Describing the short Der Fuehrer’s Face is difficult and uncomfortable. How do you really review a short that features a beloved character like Donald Duck dressed up as a Nazi, the most brutal party of killers that this century has known? Imagine a short today where Mickey became part of the Taliban or Al Qaeda. The Nazi/terrorist comparison doesn’t quite ring true, but it’s part of the difficulty of describing this short.
I’m a World War II buff, as I’ve stated before on this blog. My favorite novels are Herman Wouk’s World War II books, and I know a great deal about the war. So, knowing the atrocities committed in the name of Hitler, seeing one of my favorite cartoon characters say “Heil Hitler” makes me gag reflexively.

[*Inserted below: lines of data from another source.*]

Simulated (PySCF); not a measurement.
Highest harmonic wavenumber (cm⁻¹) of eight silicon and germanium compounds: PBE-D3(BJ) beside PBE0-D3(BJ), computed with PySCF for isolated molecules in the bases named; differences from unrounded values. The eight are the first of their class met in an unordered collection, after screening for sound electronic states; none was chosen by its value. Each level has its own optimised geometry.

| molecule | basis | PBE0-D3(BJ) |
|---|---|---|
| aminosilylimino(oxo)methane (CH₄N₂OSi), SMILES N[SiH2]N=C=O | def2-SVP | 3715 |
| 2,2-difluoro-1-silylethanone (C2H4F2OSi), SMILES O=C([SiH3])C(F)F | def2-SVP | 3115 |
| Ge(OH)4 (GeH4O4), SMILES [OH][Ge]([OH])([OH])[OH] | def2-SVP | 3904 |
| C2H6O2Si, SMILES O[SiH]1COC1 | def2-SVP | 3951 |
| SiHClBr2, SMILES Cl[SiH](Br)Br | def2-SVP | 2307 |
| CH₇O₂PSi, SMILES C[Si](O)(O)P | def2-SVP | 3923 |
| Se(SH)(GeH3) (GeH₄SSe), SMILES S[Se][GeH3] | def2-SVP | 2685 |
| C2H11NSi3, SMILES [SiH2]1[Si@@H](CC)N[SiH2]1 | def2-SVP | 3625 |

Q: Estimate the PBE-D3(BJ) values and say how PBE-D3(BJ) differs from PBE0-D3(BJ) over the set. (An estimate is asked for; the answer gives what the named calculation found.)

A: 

At the time, though, Hitler was not a madman who committed near genocide, he was instead a foe of the United States. Therefore, in that context, making fun of him to belittle him makes perfect sense if you were in Hollywood in 1942-1943. This short was released January 1, 1943, so it was right in the midst of the war effort.
If you can move past the horror of the Nazis, the short is quite funny. The original song “Der Fuehrer’s Face” is a hilarious send up of the totalitarian regime. The lyrics tell how all the “Nutzis” have to do whatever the Fuehrer says, no matter how silly, and then take time out of their day to thank him for the oppressive conditions they live in.
Donald comes into the picture as the Nutzi band, made up of some various Axis style members (a Japanese man, an Italian and some Germans) marches through his house to wake him up. Donald’s living conditions, where he has to spray essence of bacon and eggs into his mouth and saw off a piece of stale bread, are a great illustration of what happens in this sort of government.
But the true reveal is when Donald ends up in the factory, trying to keep up the assembly line of shells going while still saluting Hitler any time his picture comes down the pike or whenever the PA system tells him to. There’s even the “vacation” which consists of a mountain backdrop falling for a moment before disappearing. The effect is a brutal condemnation on the effects of a totalitarian regime on the quality of life for the worker. Heady stuff for a cartoon, eh?
As the end comes near, Donald loses it, and the short devolves into a surrealist fantasy, with Nazi whistles, Donald being pounded as he comes down the assembly line. It all fades away to reveal a red, white and blue Donald in bed. It was all a dream!
Despite that, this is still a short I would hesitate to show to younger people or anyone who doesn’t understand the context in which it was produced. If you don’t know the mood of the country at the time, and the ignorance of Hitler’s deeds, then this short could seem very insensitive. Still, it’s one of the most ingenious and well animated shorts in Donald’s long career, so animation fans must view it at least once.